COLUMBUS, KY., June 26, 1863-4 p. m.
Saint Louis, Mo.:
Major-General Hurlbut thinks that I rice is at Jacksonport with about 6,000 men, and his destination probably New Madrid. I am under orders to re-enforce that post if attacked, and would request any reliable information regarding the force or movements of the enemy, and also the strength of the garrison at New Madrid.

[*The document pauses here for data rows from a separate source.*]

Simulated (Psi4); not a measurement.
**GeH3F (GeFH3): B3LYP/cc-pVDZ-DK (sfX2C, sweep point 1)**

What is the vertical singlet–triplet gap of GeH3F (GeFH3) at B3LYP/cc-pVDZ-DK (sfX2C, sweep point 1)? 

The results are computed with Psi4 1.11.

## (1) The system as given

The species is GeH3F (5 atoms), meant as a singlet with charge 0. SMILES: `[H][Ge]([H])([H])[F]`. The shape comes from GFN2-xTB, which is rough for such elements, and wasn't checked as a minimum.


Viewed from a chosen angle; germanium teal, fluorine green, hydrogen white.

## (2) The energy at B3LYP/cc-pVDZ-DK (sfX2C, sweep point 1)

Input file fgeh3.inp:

HEADQUARTERS DISTRICT OF THE FRONTIER,
Fort Scott, Kans., June 26, 1863.
GENERAL: I am just in receipt of dispatches from Colonel William A. Phillips to the 20th instant.* He still maintains his position at Fort Gibson, although the enemy are securing re-enforcements and massing quite a large force on the south side of the river. The pickets of the two forces are within hailing distance. They have attempted to shell Fort Gibson, but without any damaging effect to our forces. Lately they have been throwing up earthworks and placing their artillery at the different crossings of the river, to prevent our passage, which would indicate that they fear offensive operations from our side. They have not attempted to cross the river in large force since about the 6th instant, when they crossed below, and attempted to flank Phillips on his left and get in his rear. In this attempt they were defeated, our forces driving them back over the river with considerable rebel loss; our loss in killed was 7. The Indian troops have of late become quite discouraged, in consequence of not being supported by white troops, as has been promised them. They have manifested a true devotion to the cause, and have made almost superhuman efforts to hold their country, in hopes every day of obtaining succor, but I have had none to send them until now. I have sent with the train now en route to Fort Gibson about 1,600 re-enforcements, including the First Kansas Colored Volunteers. This will be quite an accession to Colonel Phillips' present force, and will inspire confidence in the Indian troops. The Thirteenth Kansas is here, and will go down with the next supply train, which will be in about twenty days; but mounted force is much needed, as the rebels are mostly mounted on good horses. A portion of each of the three Indian regiments, which are mustered in as infantry, have been mounted since they have been in the service on their own horses, but the constant hard service that has been required of them has killed nearly all their stock, and they have no way to replace it. Their losses in private horses, killed and worn out in the service, is more than the amount of all their pay received from the Government. It is indispensable that at least one Indian regiment should be mounted on Government horses.
The rebel force in front of Colonel Phillips has lately received a large train of supplies from Texas, and there is no doubt they intend to make a stubborn resistance to our farther advance, and, if possible, advance their own lines.
In the present state of affairs, it is important that I should take the field; but, to do this with a prospect of success, I need troops to commence offensive operations when I get to the Arkansas River. If that
*See operations about Fort Gibson, Ind. T., &c., June 6-20, 1863, Part I, pp. 348-352.